Regulatory uncertainty and the evolving market structure are providing a unique opportunity for exchanges that have not yet operated an interest rate futures or options market in Europe.

In the report Fixed Income Listed Derivatives in Europe: Incumbents Face New Threats, Celent analyzes the entry of new players into the listed interest rate derivatives market. Currently, the leading European exchanges are NYSE Liffe and Eurex. With the introduction of the European Market Infrastructure Regulation (EMIR), the current balance between listed and OTC derivatives is going to be affected, and the clear line between the two will blur. Besides EMIR, Basel III and Capital Requirements Directive implementations in Europe around capital requirements are expected to push some of the OTC flow into listed derivatives.

Changes in the market structure mean that the OTC derivatives trades that currently occur in interest rate swaps (IRS) will be electronically directed in the future to: 1) a request for quote (RFQ) IRS trading venue, and executed bilaterally when the product is extremely customized; 2) an RFQ IRS trading venue, and cleared when the product can be standardized by the sell side; or 3) to an order book IRS trading venue, and cleared when the product is easily standardized.

"Providers are trying to maximize their competitive advantage through their OTC derivatives clearing strategy,” says Anshuman Jaswal, PhD, Senior Analyst with Celent’s Securities & Investments Group and coauthor of the report. “Simultaneously, the new regulatory framework is going to involve the use of very large amounts of collateral, and trading firms are going to struggle to meet their collateral management needs in the next few years. The result will be leading exchanges working on their collateral management and cross-asset netting procedures.”

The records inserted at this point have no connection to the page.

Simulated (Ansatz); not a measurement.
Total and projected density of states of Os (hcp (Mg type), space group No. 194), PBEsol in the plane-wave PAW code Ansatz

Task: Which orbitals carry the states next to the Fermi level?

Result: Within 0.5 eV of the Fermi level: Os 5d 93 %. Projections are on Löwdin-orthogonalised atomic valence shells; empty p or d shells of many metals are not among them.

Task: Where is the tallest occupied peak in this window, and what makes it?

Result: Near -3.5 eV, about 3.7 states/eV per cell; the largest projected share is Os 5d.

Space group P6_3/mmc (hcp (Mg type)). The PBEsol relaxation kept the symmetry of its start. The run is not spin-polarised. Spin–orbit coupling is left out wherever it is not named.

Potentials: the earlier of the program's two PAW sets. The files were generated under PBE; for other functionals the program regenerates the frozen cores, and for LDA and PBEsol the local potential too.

"Regulations have provided a window of opportunity for entrants in the listed fixed income derivatives market to challenge the leading exchanges," adds Joséphine de Chazournes, Senior Analyst with Celent’s Securities & Investments Group and coauthor of the report. “We are looking forward to seeing if the new competitors will be able to move entrenched liquidity.”

In this report, Celent provides insight into the potential evolution of the fixed income derivatives market in Europe. It provides an overview of current status, discusses the new initiatives that have already been announced, and finally provides potential scenarios of new developments in this market for the next few years.

This 28-page report contains seven figures and three tables.